Arthur Lee Peck was born November 14, 1882 in Ansonia, Connecticut to Wilbur Norton Peck and Lois Lucinda Norton Peck. Peck graduated with a Bachelor of Science degree from Massachusetts Agricultural College (now the University of Massachusetts at Amherst) and a Bachelor of Arts degree from Boston University in 1904. On September 3, 1906, Peck married Sara Browning Root, a telephone operator from Montague, Massachusetts. The couple had three children: Norton Lee Peck (1908-2002), Nella Browning Peck (1910-1988), and Eliot Root Peck (1915-2007).
Between 1907 and 1908, Peck worked at the Kansas State Agricultural College, joining the faculty of Oregon Agricultural College’s as an Instructor in Floriculture and Landscape Gardening in 1908. He was later promoted to Professor, and made Superintendent of Campus and Greenhouses. Within the Department of Horticulture, Peck developed the curricula for Floriculture and Landscape Gardening, and was responsible for much of the site planning and plantings across campus.
Peck took a brief leave of absence from OSC from 1911 to 1913 to work on private projects; even after his return to OSC, Peck continued to take private commissions, including “designing the site plan for the Visitor’s Center at Oregon Caves National Park in 1923, and serving as landscape architect for the Jordan Schnitzer Museum of Art, University of Oregon, completed in 1930.”
In 1928, the first professional landscape architecture program in the Pacific Northwest was established at the OAC, and Peck was placed in charge. The landscape architecture program was ultimately transferred to the University of Oregon in Eugene in 1932, where it was expanded to a full five-year Bachelor of Landscape Architecture (BLA), degree program.

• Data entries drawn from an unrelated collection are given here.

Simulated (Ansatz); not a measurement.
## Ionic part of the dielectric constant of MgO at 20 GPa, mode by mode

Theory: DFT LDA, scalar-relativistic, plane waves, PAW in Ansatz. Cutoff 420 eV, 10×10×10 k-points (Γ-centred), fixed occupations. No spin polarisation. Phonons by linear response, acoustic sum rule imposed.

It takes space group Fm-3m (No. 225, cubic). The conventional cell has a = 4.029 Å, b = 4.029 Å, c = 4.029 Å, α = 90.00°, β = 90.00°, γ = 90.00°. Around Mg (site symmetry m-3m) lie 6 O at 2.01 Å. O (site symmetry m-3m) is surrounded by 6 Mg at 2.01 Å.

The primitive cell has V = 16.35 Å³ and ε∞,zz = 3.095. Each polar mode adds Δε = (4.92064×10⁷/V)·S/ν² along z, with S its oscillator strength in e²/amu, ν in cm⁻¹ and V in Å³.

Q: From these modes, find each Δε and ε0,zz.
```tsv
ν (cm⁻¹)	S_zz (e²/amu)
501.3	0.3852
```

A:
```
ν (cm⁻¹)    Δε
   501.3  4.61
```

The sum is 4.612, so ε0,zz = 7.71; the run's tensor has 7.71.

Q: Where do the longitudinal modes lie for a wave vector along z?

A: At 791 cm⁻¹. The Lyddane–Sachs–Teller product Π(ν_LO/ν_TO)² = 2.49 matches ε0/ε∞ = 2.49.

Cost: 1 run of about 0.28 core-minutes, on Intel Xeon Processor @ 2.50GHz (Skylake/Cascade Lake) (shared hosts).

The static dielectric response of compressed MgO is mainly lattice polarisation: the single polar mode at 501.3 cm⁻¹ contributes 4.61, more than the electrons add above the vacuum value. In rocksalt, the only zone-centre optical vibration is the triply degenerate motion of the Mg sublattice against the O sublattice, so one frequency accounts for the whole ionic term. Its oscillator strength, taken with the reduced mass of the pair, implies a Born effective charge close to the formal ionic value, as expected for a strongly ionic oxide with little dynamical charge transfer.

In addition to his contributions to the plantings and landscape design of campus, Peck also helped found the OSC chapter of Phi Kappa Phi, a multidisciplinary collegiate honor society. Peck also contributed to the creation of an Oregon state park system, the landscape design of the Oregon State Highway system, and the city park layout of Corvallis, Oregon.
Arthur Peck died April 19, 1961, and is buried at Mount Crest Abbey Mausoleum in Salem, Oregon.